As September draws to a close, the question is what will the second plate change of 2015 bring in terms of new car registrations?
By Rupert Pontin
At the eight-month point, on the back of 42 consecutive months of increases, one may be forgiven for believing all is well – with the year-to-date uplift in registrations currently standing at 6.7% there is definitely cause for celebration.
However, the reality is that there are more challenges in placing these new registrations into the market than one may imagine. Pre-registration is now an integral part of the process of moving excess European vehicle production into the hands of UK consumers and there should be no shame in acknowledging that this is both necessary and difficult to do.
To keep the flow of stock moving is more difficult for some manufacturers than others, depending on the age of their product or their current popularity with the consumer. The newest product offerings generally perform best, but there is little doubt it is effective marketing and pricing that make the difference.
The PCP is a fantastic medium for putting cars to the retail consumer, but the volume of low-rate finance and low deposit offers in place is increasing and will continue to do so in the coming weeks. The cost per month is key and today’s retail consumer is on the verge of being on the receiving end of what is likely to be a frenzy of outstanding offers as manufacturers seek to keep the sales figures above the level of 2014.
The scenario is really very interesting as the nation is on the cusp of beginning to feel the wider effects of the election of a Conservative Government.
There was never any secret that it intends to embark on a programme of further cost-cutting to drive down national debt. Equally, there is little doubt their positive and clear strategy has boosted economic confidence, although retail consumers may have a mildly different view in the coming months as they begin to understand what difference further austerity measures will make to their monthly finances.
Combine this position with a clear indication that bank interest rates are likely to start to increase in the short term and the next couple of months may see a temporary absence of consumers happy to commit to “big ticket” purchases.
Therefore, the market will become more competitive and more importantly there will be an increase in the volume of pre-registrations. This brings two questions, the first being how can we quantify this and secondly what will be the impact on the market and used values as a whole?
The table above gives an indication of what has happened so far in 2015 and details the number of sub-one-year-old vehicles available for sale by month during the course of the past 12 months. The data is from Glass’s Radar product.
What is immediately clear is that volumes are running considerably higher in 2015 than last year. In fact the volume in July 2015 is 43% higher than in the same period in 2014. There is also a clear change as the year rolled from 2014 to 2015, with a 57% increase in volume from December to January.

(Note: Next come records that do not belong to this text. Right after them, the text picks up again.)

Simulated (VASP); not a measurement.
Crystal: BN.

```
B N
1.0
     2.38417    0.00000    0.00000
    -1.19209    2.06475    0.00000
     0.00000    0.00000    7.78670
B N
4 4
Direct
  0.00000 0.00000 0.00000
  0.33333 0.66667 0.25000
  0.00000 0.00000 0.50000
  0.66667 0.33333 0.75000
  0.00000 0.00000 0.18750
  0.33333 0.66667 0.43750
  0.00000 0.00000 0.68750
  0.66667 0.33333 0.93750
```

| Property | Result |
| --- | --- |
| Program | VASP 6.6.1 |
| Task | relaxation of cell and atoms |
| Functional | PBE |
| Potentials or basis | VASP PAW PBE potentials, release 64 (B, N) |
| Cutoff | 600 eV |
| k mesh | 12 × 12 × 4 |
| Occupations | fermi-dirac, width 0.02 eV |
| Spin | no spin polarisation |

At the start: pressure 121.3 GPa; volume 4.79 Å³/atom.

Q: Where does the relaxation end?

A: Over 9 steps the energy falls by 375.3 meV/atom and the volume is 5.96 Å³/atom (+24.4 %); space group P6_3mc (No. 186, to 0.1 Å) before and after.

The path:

This increase of late-plate cars has put downward pressure on used cars at almost every age level and values have been falling faster this year across most sectors of the market than they have done for some time. This is very simply because there must be a financial gap between a new car, a pre-registered version, a true used car and then the same model as it runs back through the registration plates. Consumers have to be able to see “value” in older models, whether it be the front-end screen price or the monthly payment, and that can only be done by a reduction in values that is driven by the trade buyers.
Consumer confidence in the final quarter of the year will dictate what will happen to used values, but pre-registrations are a certainty as the manufacturers push franchised dealers to ensure that production volume to which they are already committed is vented into the market.